A round abstract drawing replicating the rings of a redwood tree.

Ruth Asawa, “Redwood 356 (PF.1012),” 1960, ink on Japanese paper, 25 x 25 in. Private collection. © 2024 Ruth Asawa Lanier, Inc./Artists Rights Society (ARS), New York. Courtesy David Zwirner. Photo: James Paonessa.

Walking through Ruth Asawa Through Line, an exhibition at the Menil in Houston that highlights Asawa’s drawings, collages, watercolors, stamp prints, and paper works, feels like picking my way through Golden Gate Park. I follow the confidence of Asawa’s hand as she sketched the fat, drowsy heads of ranunculi, wiry endives, agile cosmos, and the soft, clam-like clusters of allium petals. A student of calligraphy, Asawa described working with ink as a breathing line, exhaling as the line is rendered and inhaling as the ink is dipped again. I have the same impulse to inhale as I step to a new drawing in the exhibition, then exhale as I take it in. I anticipate the smell of honeysuckle and eucalyptus leaves.
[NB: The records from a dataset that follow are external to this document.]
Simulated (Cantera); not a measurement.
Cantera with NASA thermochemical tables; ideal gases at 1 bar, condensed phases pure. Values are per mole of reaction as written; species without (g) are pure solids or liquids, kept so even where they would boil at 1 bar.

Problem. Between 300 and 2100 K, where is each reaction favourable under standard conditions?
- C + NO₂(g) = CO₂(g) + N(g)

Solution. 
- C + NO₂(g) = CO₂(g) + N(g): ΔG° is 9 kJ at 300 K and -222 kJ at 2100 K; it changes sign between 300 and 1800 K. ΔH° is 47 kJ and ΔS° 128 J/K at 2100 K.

Through Line shows how Asawa’s drawings exceed the page, entangling the wisdom of nature with the specificity of human experience. Adam’s Ranunculus, (P.F. 1107, Bouquet from Adam Lanier with Snail (1999) is a drawing of a gifted bouquet that Asawa eventually gifted back to the giver. Other drawings feature Asawa’s loved ones, such as Untitled (FF.1211, Paul Lanier on Patterned Blanket) (1961), an intricate but tender felt-tip pen portrait of her infant son Paul, in which the only un-patterned section of the piece is the baby’s skin.

An intricately patterned drawing of a baby asleep on a blanket.

Ruth Asawa, “Untitled (FF.1211, Paul Lanier on Patterned Blanket),” 1961, felt-tipped pen on paper on board, 31 x 21 in. Private collection. © 2024 Ruth Asawa Lanier, Inc./Artists Rights Society (ARS), New York. Courtesy David Zwirner

These images are controlled by Asawa’s hand while leaving enough room for imperfect forms of nature to make their mark. “I was interested in…the economy of the line,” Asawa once said of her work, “making something in space, enclosing it without blocking it out.” This negotiation of object, space, and surface is apparent in Asawa’s stamp works such as Untitled (SF.045c, Potato Print – Branches, Purple/Blue) (ca.1951-52). The tool of the stamp has an inherent finality, yet there are places where the saturation fades, where the color bleeds through. Asawa allows the material to convey its own temperaments  its own response to its collaborating surfaces.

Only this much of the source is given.